With Butler temporarily neutralized, Grant ordered the Army of the Potomac out of its trench lines at Cold Harbor on the night of June 12, marching 100,000 men almost 50 miles over rough and swampy terrain to the south side of the James River. With a presidential election only a few months away, Grant wanted a decisive victory to bolster the spirits of the war-weary North. Instead, he found himself in the frustrating siege of Petersburg.
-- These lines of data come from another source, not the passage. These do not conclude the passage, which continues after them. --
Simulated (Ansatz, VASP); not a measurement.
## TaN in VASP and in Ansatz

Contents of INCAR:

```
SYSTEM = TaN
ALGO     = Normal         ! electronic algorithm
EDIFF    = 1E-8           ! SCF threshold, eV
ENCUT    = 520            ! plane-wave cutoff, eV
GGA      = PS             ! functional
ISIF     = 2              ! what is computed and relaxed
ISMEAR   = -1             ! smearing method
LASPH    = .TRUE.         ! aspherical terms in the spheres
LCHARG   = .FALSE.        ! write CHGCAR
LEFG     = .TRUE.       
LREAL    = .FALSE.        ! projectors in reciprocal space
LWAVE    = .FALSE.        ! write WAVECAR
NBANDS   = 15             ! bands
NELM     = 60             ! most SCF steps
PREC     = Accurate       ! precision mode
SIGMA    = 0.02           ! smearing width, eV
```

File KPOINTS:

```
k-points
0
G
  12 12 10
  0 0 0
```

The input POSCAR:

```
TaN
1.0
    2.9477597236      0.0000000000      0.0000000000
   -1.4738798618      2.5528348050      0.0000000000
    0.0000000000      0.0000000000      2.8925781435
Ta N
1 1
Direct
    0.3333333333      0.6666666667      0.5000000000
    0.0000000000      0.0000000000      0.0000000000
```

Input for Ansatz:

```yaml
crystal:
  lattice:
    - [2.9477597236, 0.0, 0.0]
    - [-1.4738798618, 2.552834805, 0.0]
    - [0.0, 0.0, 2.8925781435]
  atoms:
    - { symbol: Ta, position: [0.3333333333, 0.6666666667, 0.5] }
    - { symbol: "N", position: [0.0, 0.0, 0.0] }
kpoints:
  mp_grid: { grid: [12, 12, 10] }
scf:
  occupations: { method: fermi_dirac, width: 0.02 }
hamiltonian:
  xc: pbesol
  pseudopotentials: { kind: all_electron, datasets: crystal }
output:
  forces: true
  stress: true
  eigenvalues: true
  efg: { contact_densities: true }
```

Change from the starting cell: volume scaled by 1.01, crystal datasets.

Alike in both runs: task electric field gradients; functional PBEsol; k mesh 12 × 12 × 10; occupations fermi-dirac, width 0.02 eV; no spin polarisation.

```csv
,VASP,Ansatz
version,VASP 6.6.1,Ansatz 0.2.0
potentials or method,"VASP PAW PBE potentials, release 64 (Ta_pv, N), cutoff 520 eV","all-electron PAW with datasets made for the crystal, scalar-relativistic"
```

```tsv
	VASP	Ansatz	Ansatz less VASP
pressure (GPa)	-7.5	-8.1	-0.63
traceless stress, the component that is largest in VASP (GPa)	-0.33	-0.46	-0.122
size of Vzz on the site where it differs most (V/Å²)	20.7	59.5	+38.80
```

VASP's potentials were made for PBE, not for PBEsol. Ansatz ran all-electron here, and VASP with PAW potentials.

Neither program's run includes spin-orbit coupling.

Repulsed at every turn by the resourceful Lee, he finally listened to a complex plan proposed by General Butler on September 20 that Grant hoped would draw Lee's attention and force him to redeploy troops north of the James, allowing the Army of the Potomac to launch a coordinated attack against the South Side Railroad, a critical supply line into Petersburg. And if Butler succeeded in capturing Richmond, Grant reasoned, so much the better.

Early on the evening of September 28, Butler called a council of war to give his commanders, Maj. Gen. David Birney of the X Corps, Maj. Gen. Edward O.C. Ord of the XVIII Corps and Cavalry Division commander Brig. Gen. August V. Kautz, the details of the operation. In Butler's mind, the primary objective remained the capture of Richmond, not drawing forces away from Petersburg.

The plan called for two divisions of Ord's XVIII Corps, on the left wing, to make a surprise crossing of the James at Aiken's Landing (after building a pontoon bridge across the river in the pre-dawn hours before the attack) and move up the Varnia Road to capture Confederate Fort Harrison. Ord's forces would then wheel west and destroy the Confederate bridges at and above Chaffin's Bluff, and race up the Osborn Turnpike for Richmond.

At precisely the same time, on the right wing, Birney's X Corps, plus Paine's USCT regiments detailed from the XVIII Corps, would cross the James River, advance from Deep Bottom, carry New Market Heights and strike out for Richmond on the New Market Road. Finally, Kautz's cavalry would move to the Darbytown Road and, when New Market Heights was cleared, ride hard for the Confederate capital.

Paine's black soldiers were to spearhead the attack on New Market Heights because Butler, as he put it, "wanted to convince myself whether the negro troops will fight, and whether I can take, with the negroes" a stronghold that had denied previous Union attack. Butler had been an early advocate for arming black men, and had done so when he was overseeing the occupation of New Orleans in 1862.